Don’t let children use knives. Instead, have them paint their pumpkins with art supplies. Try glitter paints or colored markers. Leave the carving to the adults.

  • Never leave candlelit pumpkins unattended. Instead use battery-operated candles or glow sticks to illuminate your carved creations.
  • Serve children a healthy dinner before trick-or-treating so they don’t fill up on candy.
  • Steer clear of dry ice. Direct contact with the skin can cause a frostbite-type injury.
  • Make sure trick-or-treaters will be safe when visiting your home, too. Remove anything that could be a tripping hazard. If you welcome trick-or-treaters make sure your outside lights are on and light the walkway to your door, if possible.
  • Sweep wet leaves from sidewalks and steps.
In disguise
  • It’s forecast to be a chilly one on Friday. Make sure your child’s costume leaves room for layers of warm clothing to be worn underneath.

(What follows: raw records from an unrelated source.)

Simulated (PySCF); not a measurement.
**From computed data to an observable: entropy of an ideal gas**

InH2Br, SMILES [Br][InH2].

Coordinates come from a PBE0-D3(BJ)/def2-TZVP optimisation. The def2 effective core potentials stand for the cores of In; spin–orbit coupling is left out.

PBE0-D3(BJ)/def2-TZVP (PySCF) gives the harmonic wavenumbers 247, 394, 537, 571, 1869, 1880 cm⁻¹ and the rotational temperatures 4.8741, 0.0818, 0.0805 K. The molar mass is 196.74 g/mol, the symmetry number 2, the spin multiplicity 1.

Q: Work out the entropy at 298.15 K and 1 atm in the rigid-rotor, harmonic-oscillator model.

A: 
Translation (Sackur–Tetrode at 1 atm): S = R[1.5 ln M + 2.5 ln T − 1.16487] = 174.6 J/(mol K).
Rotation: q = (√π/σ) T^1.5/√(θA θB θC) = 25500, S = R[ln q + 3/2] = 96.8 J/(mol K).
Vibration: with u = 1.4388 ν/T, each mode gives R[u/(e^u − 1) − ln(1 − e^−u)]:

  • Don’t let a costume hang so long that it becomes a tripping hazard.
  • Make sure children are wearing comfortable shoes that fit them.
  • If your child will be trick or treating after dark, make sure to attach a reflective patch to his or her costume. Also, glow sticks will keep them illuminated.
  • Parents should always accompany their children while trick-or-treating.
  • Children should never go into a stranger’s house under any circumstances.
  • Limit trick-or-treating to your neighborhood and the homes of people you and your children know.
  • Make sure children have a flashlight to see and be seen more clearly. Have them stick to sidewalks for safer walking. We don’t want your child to be the thing that goes bump in the night.
Look at the loot
  • When your children get home, check all treats to make sure they're sealed. Throw out candy with torn packages or holes in the packages, spoiled items and any homemade treats that haven't been made by someone you know.
  • Don't allow young children to have hard candy or gum that could cause choking.
  • After the night is over, ration the pieces by giving them a couple at a time. Don’t leave the candy bowl out in the open because it may disappear before you can say “Boo!”

Halloween should be a night of fun for all ages. Getting involved in the festivities and accompanying your children makes it that much safer.